Karol Serewis/SOPA Images/LightRocket via Getty Images; Chelsea Jia Feng/BI

  • Tesla is losing the confidence of Wall Street amid reports it’s pivoting from a low-cost Model 2 to robotaxis.

  • Deutsche Bank just downgraded Tesla’s stock and Barclays cut its price target. Both see double-digit declines over the next year.

  • “We view Tesla’s shift as thesis-changing, and worry the stock will need to undergo a potentially painful transition in ownership base,” Deutsche Bank said.


Another day, another negative Tesla note from Wall Street.

Tesla has come under intense scrutiny from sell-side analysts after a Reuters report from earlier this month said that the EV maker was shifting away from its low-cost Model 2 vehicle to instead focus on building a fully-autonomous robotaxi.

Deutsche Bank downgrades Tesla

Deutsche Bank analyst Emmanuel Rosner is not impressed with the potential pivot, calling it “thesis-changing” for investors in a note on Thursday.

Rosner downgraded Tesla stock to “Hold” from “Buy” and cut its price target to $123 from $189, suggesting potential downside of about 19% from current levels.

“Pushing out Model 2 will create significant earnings and FCF pressure on 2026+ estimates, and make the future of the company tied to Tesla cracking the code on full driverless autonomy, which represents a significant technological, regulatory and operational challenge,” Rosner said.

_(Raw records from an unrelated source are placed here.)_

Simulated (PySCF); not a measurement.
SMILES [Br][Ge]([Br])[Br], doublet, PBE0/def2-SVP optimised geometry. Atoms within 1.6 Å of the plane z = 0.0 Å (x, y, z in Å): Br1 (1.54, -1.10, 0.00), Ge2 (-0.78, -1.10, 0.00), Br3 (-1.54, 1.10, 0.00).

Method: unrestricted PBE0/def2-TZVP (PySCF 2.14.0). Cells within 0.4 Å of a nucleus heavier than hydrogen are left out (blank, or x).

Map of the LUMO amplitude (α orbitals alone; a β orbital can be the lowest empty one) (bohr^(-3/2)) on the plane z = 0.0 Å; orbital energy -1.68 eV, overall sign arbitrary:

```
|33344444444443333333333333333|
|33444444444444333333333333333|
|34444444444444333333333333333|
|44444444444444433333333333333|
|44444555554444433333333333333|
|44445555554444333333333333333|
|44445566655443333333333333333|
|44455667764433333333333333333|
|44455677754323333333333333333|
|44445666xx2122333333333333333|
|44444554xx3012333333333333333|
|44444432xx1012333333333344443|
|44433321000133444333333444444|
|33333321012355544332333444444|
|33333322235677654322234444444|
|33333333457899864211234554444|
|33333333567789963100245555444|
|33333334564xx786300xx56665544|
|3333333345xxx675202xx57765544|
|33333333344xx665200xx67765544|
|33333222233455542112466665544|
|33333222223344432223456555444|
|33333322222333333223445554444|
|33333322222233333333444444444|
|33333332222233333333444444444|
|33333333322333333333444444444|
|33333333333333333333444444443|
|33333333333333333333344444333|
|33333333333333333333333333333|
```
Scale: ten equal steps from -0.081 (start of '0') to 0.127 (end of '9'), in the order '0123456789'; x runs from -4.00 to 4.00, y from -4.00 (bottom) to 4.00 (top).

Rosner slashed his 2027 earnings per share estimate for Tesla to $2.40 from a prior estimate of $4.25, and added that there could be further downside to the company’s earnings power if they completely abandon the development of a low-cost vehicle.

“The delay of Model 2 efforts creates the risk of no new vehicle in Tesla’s consumer lineup for the foreseeable future, which would put continued downward pressure on its volume and pricing for many more years, requiring downward earnings estimate revisions for 2026+,” Rosner said.

Tesla stock fell 2% in early Thursday trading, and is down nearly 40% year-to-date.

Perhaps the biggest risk to Tesla, aside from lower earnings, is the idea that a pivot to robotaxis could cause a complete recalibration of its underlying shareholder base.

“We view Tesla’s shift as thesis-changing, and worry the stock will need to undergo a potentially painful transition in ownership base, with investors previously focused on Tesla’s EV volume and cost advantage potentially throwing in the towel, and eventually replaced by AI/tech investors with considerably longer time horizons,” Rosen said.

Barclays cuts Tesla price target

It’s not just Deutsche Bank that has soured on Tesla.

Barclays slashed its Tesla price target on Wednesday by 20%, and said it expects the company’s first-quarter earnings call next week to be a negative catalyst.

Calling it “one of the most widely anticipated calls ever,” Barclays analyst Dan Levy said the company is facing challenging near-term fundamentals in combination with a longer-term “investment thesis pivot” as it considers moving away from the Model 2.

According to Levy, if Tesla is indeed moving away from the Model 2, that would be bad news for the stock valuation going forward, calling it a “clear net negative for the Tesla investment thesis.”

“It casts significant uncertainty on the path ahead for Tesla, making success of the stock dependent on bets with seemingly binary outcomes,” Levy said. “Indeed, we are hard pressed to think of any other precedent of a company of Tesla’s size basing its path of success on such binary bets.”

Wedbush also concerned about Model 2 pivot

Even long-time Tesla bull Dan Ives is worried about Tesla’s potential pivot away from a low-cost Model 2.

In a note from last week, Ives said Tesla needs to commit to its Model 2 development plans if it wants to have any chance in reversing this year’s painful stock price decline.

“If robotaxis is viewed as the ‘magic model’ to replace Model 2 we would view this as a debacle negative for the Tesla story. It would be a risky gamble if Tesla moved away from the Model 2 and went straight to robotaxis,” Ives said.

Ives said Wall Street’s criticism of Tesla is warranted, especially given the fact that the EV maker has seen declining profit margins and its first year-over-year sales decline since 2020.

“For Musk, this is a fork in the road time to get Tesla through this turbulent period otherwise dark days could be ahead,” Ives said.